Mathias Gaunard wrote:
POSIX system calls expect the text they receive as char* to be encoded in the current character locale.
No, POSIX system calls (under most Unix OSes, except on Mac OS X) are encoding-agnostic, they receive a null-terminated byte sequence (NTBS) without interpreting it. On Mac OS X, file paths must be UTF-8. Locales are not considered.
To write cross-platform code, you need to convert your UTF-8 input to the locale encoding when calling system calls, and convert text you receive from those system calls from the locale encoding to UTF-8.
This is one possible way to do it (blindly using UTF-8 is another). Strictly speaking, under an encoding-agnostic file system, you must not convert anything to anything because this may cause you to irretrievably lose the original path. For display purposes, of course, you have to pick an encoding somehow. There is no "current" character locale on Unix, by the way, unless you count the environment variables. The OS itself doesn't care. Using the current C locale (LANG=...) allows you to display the file names the same way the 'ls' command does, whereas using UTF-8 allows your user to enter file names which are not representable in the LANG locale.
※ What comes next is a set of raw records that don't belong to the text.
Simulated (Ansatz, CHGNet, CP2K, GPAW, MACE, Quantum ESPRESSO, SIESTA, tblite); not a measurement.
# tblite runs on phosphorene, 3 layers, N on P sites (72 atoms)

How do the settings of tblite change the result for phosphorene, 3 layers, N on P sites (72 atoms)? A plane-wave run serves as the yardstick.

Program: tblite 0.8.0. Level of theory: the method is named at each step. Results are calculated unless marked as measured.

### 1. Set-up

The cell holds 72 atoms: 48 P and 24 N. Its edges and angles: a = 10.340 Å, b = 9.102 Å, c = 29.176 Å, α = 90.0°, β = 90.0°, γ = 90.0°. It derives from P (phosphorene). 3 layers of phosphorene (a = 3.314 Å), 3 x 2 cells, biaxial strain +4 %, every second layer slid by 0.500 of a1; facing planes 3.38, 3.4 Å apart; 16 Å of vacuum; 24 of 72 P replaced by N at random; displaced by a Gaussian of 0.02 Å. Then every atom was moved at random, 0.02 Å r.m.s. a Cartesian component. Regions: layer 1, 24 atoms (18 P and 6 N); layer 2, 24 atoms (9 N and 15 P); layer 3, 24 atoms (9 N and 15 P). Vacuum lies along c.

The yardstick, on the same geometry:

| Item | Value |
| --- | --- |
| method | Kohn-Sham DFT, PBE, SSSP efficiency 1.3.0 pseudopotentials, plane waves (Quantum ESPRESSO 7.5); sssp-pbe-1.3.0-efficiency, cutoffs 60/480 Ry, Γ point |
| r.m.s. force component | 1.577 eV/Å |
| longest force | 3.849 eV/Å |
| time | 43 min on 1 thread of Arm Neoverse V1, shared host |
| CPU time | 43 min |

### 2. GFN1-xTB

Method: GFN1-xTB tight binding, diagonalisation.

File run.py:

Windows is exactly the same, except it's got two sets of locales and two sets of system calls.
Nope. It doesn't have two sets of locales.
So your technique for writing independent code is relying on the user to use an UTF-8 locale?
More or less. The code itself doesn't depend on the user locale, it always works, but to see the actual names in a terminal, you need an UTF-8 locale. This is now the recommended setup on all Unix OSes.